Editors' Note: Guest blogger Warren J. Blumenfeld is associate professor in the Department of Curriculum and Instruction at Iowa State University in Ames, Iowa.
In my continuing quest to understand and make meaning of current political, economic, and social realities, I constantly glance back into historical eras looking for similarities and parallels from which I can draw conclusions and possibly learn from past mistakes we as humans have made. While each era unquestionably poses unique conditions and challenges in many respects, I believe history has enumerable lessons to teach if we are willing to learn.
Though I rarely offer comparisons between events transpiring before and during the ascension to power of the German Third Reich with resemblances to contemporary United States - since to do so could result in trivializing one of the most horrific episodes in human history - nonetheless, I am haunted by certain parallels that demand expression.
I am troubled by multiple similarities between that time not so very long ago with the discourses expressed and events transpiring today, though I want to highlight, in particular, the parallels I see in Nazi portrayals and understandings of sex, sexuality, gender, and gender expression: a divisive and brutal program that was anti-feminist, anti-women's equality, anti-women's reproductive freedoms (anti-family planning, anti-contraception, anti-abortion), anti-lesbian, anti-gay, anti-bisexual, anti-transgender, anti-gender nonconforming, anti-sexuality education in schools.
For example, Alfred Rosenberg, one of the Nazi's chief ideologues, directed his misogynist outrage against women: "The emancipation of women from the women's emancipation movement is the first demand of a female generation trying to rescue nation and race, the eternally unconscious, the foundation of all civilization, from decline.... [O]ne thing must be made clear: Only a man must be and remain judge, soldier, and politician."
The Nazis added Paragraph 218 of the German Penal Code to outlaw abortions and establish a national file on women who had undergone and doctors who had performed abortions.
The Nazis acted on and eventually extended Paragraph 175, the section of the German Penal Code dating back to 1871 with the unification of Germany: "Unnatural vice committed by two persons of the male sex or by people with animals is to be punished by imprisonment; the verdict may also include the loss of civil rights."
Nazi ideology rested on the assessment that homosexuals (males) lowered the German birth rate; they endangered, recruited, enticed, and corrupted youth; that a possible homosexual epidemic could spread; that homosexuals are "potential oppositionists" and enemies of respectable society; and that sexual relations between people of the same sex impairs their "sense of shame" and undermines morality, which inevitably will bring about the "decline of social community."

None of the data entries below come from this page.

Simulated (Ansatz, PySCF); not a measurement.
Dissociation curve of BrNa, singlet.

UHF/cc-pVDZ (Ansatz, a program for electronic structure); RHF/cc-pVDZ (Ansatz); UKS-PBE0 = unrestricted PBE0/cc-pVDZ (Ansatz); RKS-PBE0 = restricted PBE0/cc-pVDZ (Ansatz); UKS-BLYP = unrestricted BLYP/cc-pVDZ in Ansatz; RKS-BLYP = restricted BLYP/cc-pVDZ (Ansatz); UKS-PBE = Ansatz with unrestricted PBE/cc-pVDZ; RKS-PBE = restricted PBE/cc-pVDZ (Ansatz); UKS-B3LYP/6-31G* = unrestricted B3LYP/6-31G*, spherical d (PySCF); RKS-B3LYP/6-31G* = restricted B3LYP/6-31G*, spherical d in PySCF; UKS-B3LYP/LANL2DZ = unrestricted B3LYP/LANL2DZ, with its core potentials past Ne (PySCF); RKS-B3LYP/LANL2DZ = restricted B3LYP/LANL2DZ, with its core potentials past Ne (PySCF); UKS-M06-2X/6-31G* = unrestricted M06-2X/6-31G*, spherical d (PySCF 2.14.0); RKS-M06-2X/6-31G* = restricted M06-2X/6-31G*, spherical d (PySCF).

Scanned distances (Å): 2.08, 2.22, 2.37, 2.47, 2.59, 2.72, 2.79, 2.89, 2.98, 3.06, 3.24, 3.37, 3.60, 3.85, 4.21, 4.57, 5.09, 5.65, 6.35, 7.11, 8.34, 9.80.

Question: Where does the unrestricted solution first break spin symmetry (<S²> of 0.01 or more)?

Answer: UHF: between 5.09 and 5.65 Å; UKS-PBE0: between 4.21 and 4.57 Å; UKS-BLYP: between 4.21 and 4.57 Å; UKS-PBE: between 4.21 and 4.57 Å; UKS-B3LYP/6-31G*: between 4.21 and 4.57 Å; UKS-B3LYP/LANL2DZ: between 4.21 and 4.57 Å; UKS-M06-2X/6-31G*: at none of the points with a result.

While Nazi ideology and practice rejected lesbianism as well, they did not criminalize same sex sexuality between women, as they had in Germany's Paragraph 175 of the Penal Code, because they believed that so-called "Aryan" lesbians could produce children for the "New Germany."
On the other hand, Heinrich Himmler, Gestapo head and chief architect of the Reich's anti-homosexual campaign, justified his actions by arguing that male homosexuals were "like women" and therefore, could not fight in any German war effort. Subsequently, he conducted surveillance operations on an estimated 90,000 suspected homosexuals, arrested approximately 50,000, and transported somewhere between 10,000 and 15,000 to a number of concentration camps throughout the Nazi dominion. Very few survived.
Hitler also proposed eliminating all sexuality education from the German school system and encouraged parents to take on the primary responsibilities for sexuality instruction within the home.
The Nazi regime connected multiple forms of oppression when Heinrich Himmler reorganized the Reich Criminal Police Bureau to centralize operations by creating a national file on male homosexuals, transgender people, what they referred to as "wage abortionists" (women and their doctors), and to monitor the production and ban the use of contraceptives to "Aryan" women. Within this Bureau, they established The Reich Office for Combatting Homosexuality and Abortion, which in the single year of 1938 alone, conducted 28,366 arrests for abortion, and 28, 882 arrests of male homosexuals.
The common thread running through Nazi ideology regarding gender, gender expression, and sexuality was their intense campaign to control individuals' bodies and the bodies of members of entire communities in the attempt to control their minds.
Throughout history, examples abound of patriarchal domination over the rights and lives of women and LGBT people. Women and LGBT people have been constructed as second-class and even third-class citizens not merely in Nazi Germany, but today as the current political discourse indicates. But women and LGBT people are certainly not victims because through it all, women and LGBT people as individuals and as groups have resisted and challenged the inequities and have pushed back against patriarchal constraints. I hope, though, that we as a society can learn from the tyranny of the past.